West Africa turns into dumping ground for e-waste
As measures by countries in East and Southern Africa to prevent the dumping of e-waste take effect, West Africa has become a destination for old computers, mobile devices and components.
European Commission and U.N. studies show that West Africa is becoming a dumping site for e-waste from various parts of the world. Meanwhile, communication technology and services firm Ericsson says West Africa is becoming highly affected by e-waste, relative to other regions on the continent.
The problem is compounded by the fact that most countries in Africa do not have e-waste recycling facilities. The lack of facilities results in careless disposal of electronic products.

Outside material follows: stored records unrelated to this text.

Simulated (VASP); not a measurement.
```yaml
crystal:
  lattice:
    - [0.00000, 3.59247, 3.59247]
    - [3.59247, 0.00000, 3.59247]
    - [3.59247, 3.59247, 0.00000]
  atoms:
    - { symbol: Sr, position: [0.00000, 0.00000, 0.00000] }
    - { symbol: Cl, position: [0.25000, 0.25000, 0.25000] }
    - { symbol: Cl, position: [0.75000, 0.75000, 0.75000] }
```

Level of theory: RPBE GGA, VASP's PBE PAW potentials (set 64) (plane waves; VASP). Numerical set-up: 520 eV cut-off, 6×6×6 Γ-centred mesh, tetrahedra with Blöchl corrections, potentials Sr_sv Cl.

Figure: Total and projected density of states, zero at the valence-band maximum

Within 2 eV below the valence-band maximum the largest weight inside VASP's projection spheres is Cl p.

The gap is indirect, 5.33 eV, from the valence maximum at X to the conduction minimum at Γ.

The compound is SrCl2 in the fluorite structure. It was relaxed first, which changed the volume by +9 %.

Ericsson is moving to address the issue, and last week partnered with mobile phone service provider MTN Benin to launch the first e-waste collection center and awareness drive in the West African country.
Ericsson has been partnering with its customers on e-waste collection and the initiative has expanded to include creating awareness about e-waste and helping to ensure that end-of-life material is treated in an environmentally sound manner, said Freddrik Jejdling, head of sub-Saharan Africa operations at the company.
“Raising awareness and preventing e-waste from ending up on the streets is part of Ericsson’s social responsibility,” Jejdling said.
Ghana, Benin, Ivory Coast, Nigeria and Liberia are said to be among the hardest-hit countries in West Africa. In 2012, Ghana planned to ban imports of used air conditioners, television sets and used fridges, but the plans were shelved.
In 2013, the U.N. urged the Ghanaian government to support the country’s recycling sector to ensure it could cope with the huge amount of e-waste that ends up there.
The careless disposal of electronic equipment can cause significant health and environmental risks. E-waste can contain hazardous substances including heavy metals such as lead and mercury, as well as endocrine-disrupting substances such as brominated flame retardants.
Much of the recycling of e-waste that takes place in Africa occurs on an informal basis, often in unmonitored dumpsites or landfills. The problem is that most African countries do not yet have ICT policies to support the establishment of e-waste plants.
Even countries that have ICT policies do not seem to have an interest in establishing e-waste plants. Zambia for example, has an ICT policy but has no e-waste plant. In East Africa, only Kenya has an e-waste recycling plant, while in Southern Africa, only South Africa has recycling plants.
So far in Africa, only a few countries, including Zambia and Uganda, have managed to impose a ban of imports on counterfeit electronic products and products, whose lifecycle generally is short.
Edith Mwale, telecom analyst at Africa Center for ICT Development said via phone that, “Africa is facing e-waste problems because of lack of political will and also because the danger caused to human life by careless disposal of e-waste is minimized.”